Wednesday, January 30, 2008

Hillary gets motherly

Bidding to lead the so-called Mommy Party, Hillary Clinton delivered a credo in her Florida victory speech that certainly casts her as the Mommy President:

"I believe everyone who works full time in America should bring home an income that lifts that person out of poverty and gives them and their children a better chance.

"I believe that every man, woman and child has a right to quality, affordable health care.

"I believe that every child has a God-given potential that we can help to develop if we have universal prekindergarten and we have a school system that is not so worried about giving tests as in making sure our kids can learn.

"I believe that our tax system should be fair for everyone. It is wrong that people making $50 million a year on Wall Street pay a lower percentage of their taxes than as teacher making $50 thousand dollars in Florida.

"I believe it is time for us to begin to bring our troops home from Iraq as carefully and responsibly as we can.

"I believe it is important we do everything to promote better relations in our hemisphere with all of our neighbors and that we continue to support democracy in Cuba.

"And I believe that we can, working together, feel pride and progress in our country again. You are giving me a tremendous gift, not only with your votes, but with your trust, because I believe that public office is a trust, and I will get up every single day, worrying about you, your families, your future.I think it is time we again have a president who put the American people first and that is what I will try to do.

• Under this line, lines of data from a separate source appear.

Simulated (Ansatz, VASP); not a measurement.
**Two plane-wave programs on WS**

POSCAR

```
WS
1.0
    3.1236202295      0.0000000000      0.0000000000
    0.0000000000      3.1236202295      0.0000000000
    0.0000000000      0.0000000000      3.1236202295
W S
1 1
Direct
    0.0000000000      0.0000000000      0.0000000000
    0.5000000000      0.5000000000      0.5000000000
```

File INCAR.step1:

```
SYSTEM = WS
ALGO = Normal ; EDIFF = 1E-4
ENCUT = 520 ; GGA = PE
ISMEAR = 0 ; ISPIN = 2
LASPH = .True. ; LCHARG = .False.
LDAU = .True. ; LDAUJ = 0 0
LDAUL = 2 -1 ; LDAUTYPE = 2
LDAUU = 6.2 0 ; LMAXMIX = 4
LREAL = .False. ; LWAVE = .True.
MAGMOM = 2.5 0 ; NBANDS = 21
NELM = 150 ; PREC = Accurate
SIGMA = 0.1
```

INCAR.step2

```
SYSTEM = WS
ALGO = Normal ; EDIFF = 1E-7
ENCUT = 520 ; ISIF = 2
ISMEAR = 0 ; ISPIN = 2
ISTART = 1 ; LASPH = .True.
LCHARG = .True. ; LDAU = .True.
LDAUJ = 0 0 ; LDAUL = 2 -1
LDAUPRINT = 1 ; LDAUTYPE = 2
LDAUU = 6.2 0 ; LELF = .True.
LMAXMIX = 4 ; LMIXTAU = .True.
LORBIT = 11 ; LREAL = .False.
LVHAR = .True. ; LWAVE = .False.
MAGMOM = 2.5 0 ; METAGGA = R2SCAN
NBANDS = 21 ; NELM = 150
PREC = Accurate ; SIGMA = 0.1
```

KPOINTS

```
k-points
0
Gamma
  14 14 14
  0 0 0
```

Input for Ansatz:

While the agenda is unexceptionably Democratic, the language and emphases are stronly gender-inflected. Hillary seems to promise 'universal prekindergarten' not only for our children but for all of us. In fact in Hillaryland, everything we need to know we learned in kindergarten: we all play fair, we're all secure and taken care of, we have good neighborly relationships, and we're watched over by a president who will get up every single day worrying about us, our families, our future and who, like every good mother, earns and treasures our trust.

Not that there's anything wrong with any of this. George Will would deride it as a nanny state vision, but most Americans seem to believe again that the state should ensure universal healthcare, fair wages, a fair tax code, and even, in a competitive world, universal pre-k. But I wonder if we're in for another swing of Hillary's persona pendulum, from commander- to worrier-in-chief.